(JTA) – After two years of Florida schools making headlines for pulling Anne Frank’s diary, “Schindler’s List,” Saul Bellow novels and other Jewish books, Ron DeSantis has conceded that his state’s book challenge policy has gone too far.
DeSantis, the governor and former Republican presidential candidate, pinned the blame not on the policy itself but on activists who he said have made excessive use of the regulations.
“Although we like people wanting to be involved in what’s going on, to just show up and object to every single book under the sun, that is not an appropriate situation here and we’ve seen that occasionally,” he said during a press conference Thursday where he announced his intent to “prevent abuses in the objection process and ensure that districts aren’t overwhelmed by frivolous challenges.”
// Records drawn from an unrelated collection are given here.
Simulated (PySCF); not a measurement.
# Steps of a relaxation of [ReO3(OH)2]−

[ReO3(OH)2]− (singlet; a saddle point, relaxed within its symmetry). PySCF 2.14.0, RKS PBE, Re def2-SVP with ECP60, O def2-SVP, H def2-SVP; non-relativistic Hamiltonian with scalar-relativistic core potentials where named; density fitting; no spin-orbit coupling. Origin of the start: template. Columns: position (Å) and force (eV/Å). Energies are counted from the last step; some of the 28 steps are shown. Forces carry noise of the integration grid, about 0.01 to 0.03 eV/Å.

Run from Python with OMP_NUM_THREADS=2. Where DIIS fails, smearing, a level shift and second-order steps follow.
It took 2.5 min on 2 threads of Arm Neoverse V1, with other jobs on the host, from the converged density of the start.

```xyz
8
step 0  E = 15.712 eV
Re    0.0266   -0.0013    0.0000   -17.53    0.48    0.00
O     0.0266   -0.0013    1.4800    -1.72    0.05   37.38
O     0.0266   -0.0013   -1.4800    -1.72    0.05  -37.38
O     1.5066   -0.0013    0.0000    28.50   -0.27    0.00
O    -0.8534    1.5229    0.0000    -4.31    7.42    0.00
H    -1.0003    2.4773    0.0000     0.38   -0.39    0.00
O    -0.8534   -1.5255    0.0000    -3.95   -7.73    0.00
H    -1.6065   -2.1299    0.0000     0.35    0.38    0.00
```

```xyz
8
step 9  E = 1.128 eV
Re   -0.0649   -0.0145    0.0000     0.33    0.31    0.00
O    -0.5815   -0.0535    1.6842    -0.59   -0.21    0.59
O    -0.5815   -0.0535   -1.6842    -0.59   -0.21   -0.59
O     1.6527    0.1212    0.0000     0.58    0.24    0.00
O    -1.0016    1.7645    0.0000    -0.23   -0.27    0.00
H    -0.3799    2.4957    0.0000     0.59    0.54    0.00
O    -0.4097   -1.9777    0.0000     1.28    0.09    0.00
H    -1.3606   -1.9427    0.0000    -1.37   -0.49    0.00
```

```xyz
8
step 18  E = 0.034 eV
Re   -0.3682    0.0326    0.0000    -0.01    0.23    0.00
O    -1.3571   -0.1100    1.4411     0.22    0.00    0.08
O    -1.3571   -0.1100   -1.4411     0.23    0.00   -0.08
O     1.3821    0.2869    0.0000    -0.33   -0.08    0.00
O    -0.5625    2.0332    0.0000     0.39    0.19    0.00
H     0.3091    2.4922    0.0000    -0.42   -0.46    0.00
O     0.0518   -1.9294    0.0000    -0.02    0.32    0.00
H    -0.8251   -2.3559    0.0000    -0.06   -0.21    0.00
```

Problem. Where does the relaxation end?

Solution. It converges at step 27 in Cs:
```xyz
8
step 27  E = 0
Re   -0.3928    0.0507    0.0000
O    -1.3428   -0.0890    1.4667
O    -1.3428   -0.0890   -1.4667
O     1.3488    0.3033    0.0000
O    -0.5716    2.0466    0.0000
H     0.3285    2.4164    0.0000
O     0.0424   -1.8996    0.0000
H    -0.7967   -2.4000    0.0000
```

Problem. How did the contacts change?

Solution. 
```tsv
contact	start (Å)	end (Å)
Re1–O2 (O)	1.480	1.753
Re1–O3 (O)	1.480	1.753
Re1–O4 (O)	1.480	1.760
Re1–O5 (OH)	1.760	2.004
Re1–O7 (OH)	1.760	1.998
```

It was an abrupt about-face for DeSantis, who had staked much of his national reputation on being a conservative culture warrior and cultivated the growth of active book-challenge groups such as Moms For Liberty in his state.
High on his list of suggestions is a plan to fine individuals who challenge more than a certain number of books. The governor endorsed a proposed law that would let districts impose a $100 fee on parents who object to more than five books. He also stated that people without children in the district shouldn’t be filing an abundance of challenges.
Under this plan, one parent in particular could be hit with more fines than any other: Bruce Friedman, a Jewish father in the Jacksonville area who has become a national symbol of the book-ban movement.
Friedman has filed challenges against hundreds of books in his public school district that he says are inappropriate for students, making him the most frequent book challenger in the state — and possibly the most prolific in the country. He has pushed his school to pull “Anne Frank’s Diary: The Graphic Adaptation,” claiming a small illustration of Anne’s recounting of same-sex attraction made it inappropriate for children.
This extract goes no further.